Reputation: 127791
I want to use Docker to start my application and Cassandra database, and I would like to use Docker Compose for that. Unfortunately, Cassandra starts much slower than my application, and since my application eagerly initializes the Cluster
object, I get the following exception:
com.datastax.driver.core.exceptions.NoHostAvailableException: All host(s) tried for query failed (tried: cassandra/172.18.0.2:9042 (com.datastax.driver.core.exceptions.TransportException: [cassandra/172.18.0.2:9042] Cannot connect))
at com.datastax.driver.core.ControlConnection.reconnectInternal(ControlConnection.java:233)
at com.datastax.driver.core.ControlConnection.connect(ControlConnection.java:79)
at com.datastax.driver.core.Cluster$Manager.init(Cluster.java:1454)
at com.datastax.driver.core.Cluster.init(Cluster.java:163)
at com.datastax.driver.core.Cluster.connectAsync(Cluster.java:334)
at com.datastax.driver.core.Cluster.connectAsync(Cluster.java:309)
at com.datastax.driver.core.Cluster.connect(Cluster.java:251)

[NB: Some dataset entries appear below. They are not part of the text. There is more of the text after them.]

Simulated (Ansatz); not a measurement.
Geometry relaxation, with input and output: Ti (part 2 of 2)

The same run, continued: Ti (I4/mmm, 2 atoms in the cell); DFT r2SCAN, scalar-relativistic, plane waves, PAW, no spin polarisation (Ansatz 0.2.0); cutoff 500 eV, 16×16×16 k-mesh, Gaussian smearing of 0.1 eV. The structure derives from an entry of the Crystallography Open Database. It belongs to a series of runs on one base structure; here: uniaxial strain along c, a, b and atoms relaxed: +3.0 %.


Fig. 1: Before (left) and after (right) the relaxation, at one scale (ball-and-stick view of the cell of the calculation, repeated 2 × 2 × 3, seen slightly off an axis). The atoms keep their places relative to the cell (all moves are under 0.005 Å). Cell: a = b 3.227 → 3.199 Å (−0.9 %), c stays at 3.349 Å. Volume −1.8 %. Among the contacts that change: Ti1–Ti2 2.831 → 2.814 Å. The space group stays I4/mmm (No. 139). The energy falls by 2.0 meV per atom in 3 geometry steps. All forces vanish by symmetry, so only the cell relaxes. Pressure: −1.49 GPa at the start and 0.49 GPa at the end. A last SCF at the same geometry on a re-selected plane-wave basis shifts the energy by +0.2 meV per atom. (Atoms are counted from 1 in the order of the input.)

According to the stacktrace and a little debugging, it seems that Cassandra Java driver does not apply retry policies to the initial startup. This seems kinda weird to me. Is there a way for me to configure the driver so it will continue its attempts to connect to the server until it succeeds?
Upvotes: 27
Views: 4113
Reputation: 1097
refer: https://stackoverflow.com/a/69612290/10428392
You could modify docker compose file like this with a health check.
version: '3.8'
services:
applicaion-service:
image: your-applicaion-service:0.0.1
depends_on:
cassandra:
condition: service_healthy
cassandra:
image: cassandra:4.0.1
ports:
- "9042:9042"
healthcheck:
test: ["CMD", "cqlsh", "-u cassandra", "-p cassandra" ,"-e describe keyspaces"]
interval: 15s
timeout: 10s
retries: 10
Upvotes: 0
Reputation: 1
If you orchestrating many dockers, you should go for a docker compose with depends on tag
version: '2'
services:
cassandra:
image: cassandra:3.5
ports:
- "9042:9042"
- "9160:9160"
environment:
CASSANDRA_CLUSTER_NAME: demo
app:
image: your-app
restart: unless-stopped
depends_on:
- cassandra
Upvotes: -1
Reputation: 139
The Datastax driver cannot be configured this way.
If this is only a problem with Docker and you do not wish to change your code, you could consider using something such as wait-for-it which is a simple script which will wait for a TCP port to be listening before starting your application. 9042 is cassandra's native transport port.
Other options are discussed here in the docker documentation, but I personally have only used wait-for-it but found it to be useful when working with cassandra within docker.
Upvotes: 1
Reputation: 1179
If you don't want to change your client code, and your client application's docker container stops because of the error you can use the following attribute for the client app in your docker-compose file.
restart: unless-stopped
That will restart your client application container as many times as it fails. Example docker-compose.yml file:
version: '2'
services:
cassandra:
image: cassandra:3.5
ports:
- "9042:9042"
- "9160:9160"
environment:
CASSANDRA_CLUSTER_NAME: demo
app:
image: your-app
restart: unless-stopped
Upvotes: 2
Reputation: 776
You should be able to write some try/catch logic on the NoHostAvailableException to retry the connection after a 5-10 second wait. I would recommend only doing this a few times before throwing the exception after a certain time period where you know that it should have started by that point.
Example pseudocode
Connection makeCassandraConnection(int retryCount) {
Exception lastException = new IllegalStateException();
while (retryCount > 0) {
try {
return doConnectionStuff();
} catch (NoHostAvailableException e) {
lastException = e;
retryCount--;
Thread.sleep(TimeUnit.SECONDS.toMillis(5));
}
}
throw lastException;
}
Upvotes: 13
Reputation: 29150
Try increasing the connection timeout, it's the one thing sometimes happens on AWS and the like. I think you're looking at a late stage in the error log, at some point it should tell you it couldn't connect because of a timeout or unreachable network, and then it flags nodes as not available.
Using phantom, code is like below:
val Connector = ContactPoints(Seq(seedHost))
.withClusterBuilder(_.withSocketOptions(
new SocketOptions()
.setReadTimeoutMillis(1500)
.setConnectTimeoutMillis(20000)
)).keySpace("bla")
com.datastax.driver.core.exceptions.NoHostAvailableException #445
Upvotes: -2